Last month I had the pleasure of teaching a storytelling workshop to a group of students enrolled in the Collaborative Design MFA program at the Pacific Northwest College of Art (PNCA).
The students in this program are focused on cultivating meaningful ways to address the emerging challenges of the 21st century: resource depletion, emerging technologies, and climate change, to name a few. They refer to these challenges as ‘wicked problems,’ since they lack a simple or singular solution. It is difficult to grasp these challenges in general since their effects may not be seen for many years.
I was asked to share some storytelling strategies that would help students envision and communicate the complex potential consequences of these ‘wicked problems.’ I felt the best approach to share with them was a method known as Critical Design, a term coined by Dunne & Raby who lead the Design Interactions program at Royal College of Art.
The goal of Critical Design is to create something that makes people think, sparks dialogue, and challenges narrow assumptions. As Dunne & Raby recommend, “The viewer should experience a dilemma, is it serious or not? Real or not? For Critical Design to be successful they [the audience] need to make up their own mind.”
To accomplish this, you need to figure out a provocative story you want to tell and then choose the medium—object, video, photograph, publication, etc.—that would best help you move people to care about the issue.
How do you begin to weave this emotionally-gripping, futuristic, fictional story? I like to play satirist. Take the problem, what you know of its potential effects, and then start to imagine what else could happen if it persisted. Keep taking that outcome to the extreme and see where it leads you.
Why does this work? I think when you are attempting to introduce someone to a potentially controversial idea, combining fictional stories with humor can be an effective strategy for disarming our defensive intellectual guards.
Stories, and, more specifically, fictional narratives, have a unique way of captivating us. This passage from Jonathan Gottschall’s The Storytelling Animal articulates why fiction is effective in influencing our beliefs:
Fiction seems to be more effective at changing beliefs than nonfiction, which is designed to persuade through argument and evidence. Studies show that when we read non-fiction, we read with our shields up. We are critical and skeptical. But when we are absorbed in a story, we drop our intellectual guard. We are moved emotionally, and this seems to make us rubbery and easy to shape.
Humor has a similar neurological effect on us. Last year, a stand-up comedian named Chris Bliss shared why he believes humor can break down our barriers in his TEDx talk “Comedy Is Translation“:
Flight-or-fight releases adrenalin, which throws our walls up sky-high. And then comedy comes along, dealing with a lot of the same areas where our defenses are the strongest—race, religion, politics, sexuality—only by approaching them through humor instead of adrenalin, we get endorphins and the alchemy of laughter turns our walls into windows, revealing a fresh and unexpected point of view.

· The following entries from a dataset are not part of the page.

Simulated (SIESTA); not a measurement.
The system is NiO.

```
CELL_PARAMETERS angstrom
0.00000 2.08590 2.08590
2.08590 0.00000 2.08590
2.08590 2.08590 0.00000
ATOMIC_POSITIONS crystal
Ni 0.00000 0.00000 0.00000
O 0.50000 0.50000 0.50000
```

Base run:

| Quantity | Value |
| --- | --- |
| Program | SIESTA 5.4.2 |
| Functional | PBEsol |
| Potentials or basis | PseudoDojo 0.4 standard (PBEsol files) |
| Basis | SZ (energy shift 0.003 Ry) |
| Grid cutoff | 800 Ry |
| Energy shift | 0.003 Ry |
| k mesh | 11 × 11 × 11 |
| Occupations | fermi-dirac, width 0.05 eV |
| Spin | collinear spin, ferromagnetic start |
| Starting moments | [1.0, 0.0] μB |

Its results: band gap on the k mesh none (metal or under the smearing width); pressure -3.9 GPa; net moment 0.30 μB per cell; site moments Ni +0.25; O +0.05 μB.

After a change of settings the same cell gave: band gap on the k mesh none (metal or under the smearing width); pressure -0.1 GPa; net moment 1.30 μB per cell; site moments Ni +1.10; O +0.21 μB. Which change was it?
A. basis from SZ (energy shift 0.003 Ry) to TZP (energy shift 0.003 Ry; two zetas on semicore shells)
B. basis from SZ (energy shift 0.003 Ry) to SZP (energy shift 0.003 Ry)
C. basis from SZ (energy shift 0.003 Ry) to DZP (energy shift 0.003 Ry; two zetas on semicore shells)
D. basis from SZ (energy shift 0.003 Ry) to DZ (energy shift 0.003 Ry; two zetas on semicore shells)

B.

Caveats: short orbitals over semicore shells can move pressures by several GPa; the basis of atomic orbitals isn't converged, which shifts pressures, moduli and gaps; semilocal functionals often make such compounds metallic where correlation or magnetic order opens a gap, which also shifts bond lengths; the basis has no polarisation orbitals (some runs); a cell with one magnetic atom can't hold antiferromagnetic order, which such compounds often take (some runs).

Armed with this knowledge, the students set out to practice this approach. I asked them to start by reading a current news story. That week’s news brought us articles on lab-grown meat, implanting false memories through optogenics, a recipe for a bird superflu, and a fusion power station. Then, they were to play satirist and contemplate the future implications (especially on humans) of the subject matter of their article. Finally, they were asked to present their fictional story by making an object, mock website, altered photograph, etc.
Within half an hour, both groups grasped the concept and came up with some thought-provoking ideas. One group convincingly pitched a satirical commercial, and the other created a print ad for a futuristic water supply business. I was impressed with their work, especially since this was an unfamiliar way of thinking.
Clearly, solving wicked problems is unfathomably complex and takes incredible effort, but it is encouraging to see such a thoughtful group of motivated students who are dedicating themselves to spreading awareness and enacting change. I am really looking forward to seeing the work this group creates over the next two years.